There’s no situation in which you should be walking up behind someone and kissing their head, Biden-style. But if you’re the type of person who’s more of a literal backslapper, Smith says, the key is to be “extraordinarily overt” about your communication style.
A new manager, Smith says, should tell the team about their touchy-feely tendencies and ask co-workers to let them know upfront—whether in person or via email or simply on a Post-It note—if they don’t like being touched, full-stop. (A similar model is common in yoga classes, wherein teachers will often ask students to raise their hands if they don’t want to be touched for adjustments.) Let your colleagues know that you will happily alter your behavior, and that you actively want to be corrected if you misstep.
But crucially, it’s your job to be aware of other people’s cues. If you lay a hand on someone’s shoulder and feel them tense up, that’s your signal to keep your hands to yourself. Don’t assume that your behavior is acceptable just because no one is saying otherwise. “People who are in positions of power need to be hyper vigilant in this day and age about touching other people,” Smith says.
To that point, Smith tells the story of leading a dining etiquette class for international MBA students years ago. She went to adjust a young man’s grip on his fork and he immediately jumped back, at which point she realized that this kind of touch wasn’t okay, given his religious background. “From that moment forth, I knew that it was my obligation to make sure that everyone in the room felt comfortable around me,” she says. Now, whenever she’s leading a workshop, she will first ask, “May I touch you?”
Sometimes it’s possible to correct colleagues on the spot. If you have a well-intentioned co-worker who keeps sneaking up on you while you’re wearing your noise-canceling headphones, Smith recommends language like this: “Bob, when you come up and tap me on the shoulder from behind, it really scares me to kingdom come because I don’t hear you coming. Instead, if you could come around to my peripheral vision, that’s a better way to get my attention.”

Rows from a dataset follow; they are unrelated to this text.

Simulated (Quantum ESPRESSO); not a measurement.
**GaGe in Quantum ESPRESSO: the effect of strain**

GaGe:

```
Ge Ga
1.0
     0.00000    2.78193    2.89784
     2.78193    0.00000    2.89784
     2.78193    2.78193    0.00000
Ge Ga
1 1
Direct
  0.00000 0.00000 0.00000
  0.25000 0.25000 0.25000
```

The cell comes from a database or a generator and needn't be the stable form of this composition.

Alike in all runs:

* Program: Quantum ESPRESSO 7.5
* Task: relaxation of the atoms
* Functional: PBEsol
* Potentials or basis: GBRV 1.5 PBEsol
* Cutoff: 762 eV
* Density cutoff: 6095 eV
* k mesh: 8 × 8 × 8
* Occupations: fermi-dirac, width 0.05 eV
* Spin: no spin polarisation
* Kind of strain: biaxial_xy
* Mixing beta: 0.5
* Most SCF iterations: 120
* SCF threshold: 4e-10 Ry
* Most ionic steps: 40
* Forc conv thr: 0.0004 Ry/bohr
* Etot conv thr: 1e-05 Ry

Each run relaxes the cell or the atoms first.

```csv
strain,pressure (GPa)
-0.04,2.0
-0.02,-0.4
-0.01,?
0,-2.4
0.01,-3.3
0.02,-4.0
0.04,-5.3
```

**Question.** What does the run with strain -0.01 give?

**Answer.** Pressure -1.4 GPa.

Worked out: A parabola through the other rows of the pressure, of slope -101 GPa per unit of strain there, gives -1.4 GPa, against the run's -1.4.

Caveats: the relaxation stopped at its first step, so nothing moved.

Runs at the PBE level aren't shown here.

If the touch feels more intrusive—say, a lingering touch on your forearm—Smith advises taking a literal step back to create some physical distance. Then explain that you don’t come from a touchy background and that you’d like to keep things to a handshake. “Be as specific as possible so people know exactly what they need to do, then move forward,” she says.
In truth, the rules of the post-#MeToo era aren’t that complicated, Smith says. “The men who are polite aren’t really throwing up their hands and saying, now I can’t touch anybody; it’s only the men who aren’t getting it who are saying that.”
Smith says men who keep thinking up new questions about hugging or pats on the back ought to model their behavior after their unflustered male colleagues, the ones who have greeted the concept of respecting other people’s physical space with equanimity and calm.
“For people who are really having a hard time grasping it, it makes me wonder how they manage to tie their shoes and get out the door,” Smith says. “Treat people the way they would be like to treated and with respect, and you’ll do okay.”